Texas Gov. Bill Clements and his challenger, Attorney General Mark White, met here in what was billed as their first debate.

It should have been called the Friday night fight.

Trading insults and swapping charges of incompetence, the two waded past a series of questions, and showed not only that civil discourse is unlikely in this gubernatorial campaign, but that a rhetorical fog will obscure any attempted discussion of serious issues.

Clements called White incompetent and a liar.

White said Clements had bungled the governorship and had allowed his campaign to take "an ugly turn."

With his campaign lagging in the polls, White turned into the aggressor Friday night with a surprisingly sharp attack on Clements in his opening statement in the regionally televised square-off.

Ignoring the camera, the attorney general looked straight at the governor and accused him of "some of the dirtiest tactics I've seen in Texas politics" for dredging up a drunk-driving charge against White 19 years ago when he was in law school.

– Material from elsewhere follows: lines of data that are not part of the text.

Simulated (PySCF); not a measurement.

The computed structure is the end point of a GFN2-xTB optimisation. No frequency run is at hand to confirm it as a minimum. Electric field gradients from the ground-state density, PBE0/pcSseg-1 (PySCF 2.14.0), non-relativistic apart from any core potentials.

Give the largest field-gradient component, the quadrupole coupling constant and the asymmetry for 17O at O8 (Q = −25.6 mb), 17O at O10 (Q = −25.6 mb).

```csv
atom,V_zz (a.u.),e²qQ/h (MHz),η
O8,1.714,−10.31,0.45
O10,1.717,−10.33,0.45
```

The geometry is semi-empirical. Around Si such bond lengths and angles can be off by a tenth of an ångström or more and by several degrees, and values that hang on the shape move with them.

The story of the arrest, which White acknowledge as true, appeared in a campaign newspaper printed and distributed by the Clements organization.

White used the paper to launch his most effective attack of the campaign.

His eyes riveted on Clements, White called the paper "garbage, and that's where the people of Texas are going to throw it."

From then on it was charge and countercharge, attack and no retreat, and the angry sparring carried over into the post-debate comments.

"There will be no mudslinging in my campaign, governor," White said as the two stood together afterward.

Clements laughed, then snarled that "for nine months, you've been saying the meanest things."

"If you can't stand the heat, Mark, then get out of the kitchen," Clements said as his aides sought to pull him away from his opponent.

The two had discussed the Texas economy, prison overcrowding, water shortages and their records.

Clements fired at White throughout the debate, calling him "an incompetent lawyer" who has lost bing cases for the state and a man who played loose with the facts of his own and the governor's records.

But White's opening statement put Clements on the defensive, and he was pressed into an oblique explanation of why he had allowed the drunk-driving story to be used in his campaign newspaper, The Texas Spectator.

Clements tried to laugh if off by saying, "I enjoy reading it... We did the same thing in 1978."

The governor, urged by advisers to be low-key in this opening debate, sought to discredit his opponent with hard-edged responses, calling most of White's statements "a gross misrepresentation of the facts."

In one exchange over prison crowding and a federal lawsuit against the prison system, Clements said of White, "His imagination is running amok."

At another point, White, noting that 500,000 are out of work in the state, said that Time magazine had written that Texans "have gone from bragging to begging."

Clements responded, "In the primary, one of Mr. White's opponents referred to him as Mr. Pinocchio of Texas politics. Undoubtedly his nose is growing longer here tonight."

Asked about his reputation as an abrasive, sometimes arrogant politician, Clements said that his wife, Rita, "doesn't think so.... But I can't stand incompetence... in a high-level office in this state."

In October, Clements and White will meet for a debate televised statewide. To judge from this performance, it may have to be billed as the "Not-Ready-for-Prime-Time Candidates."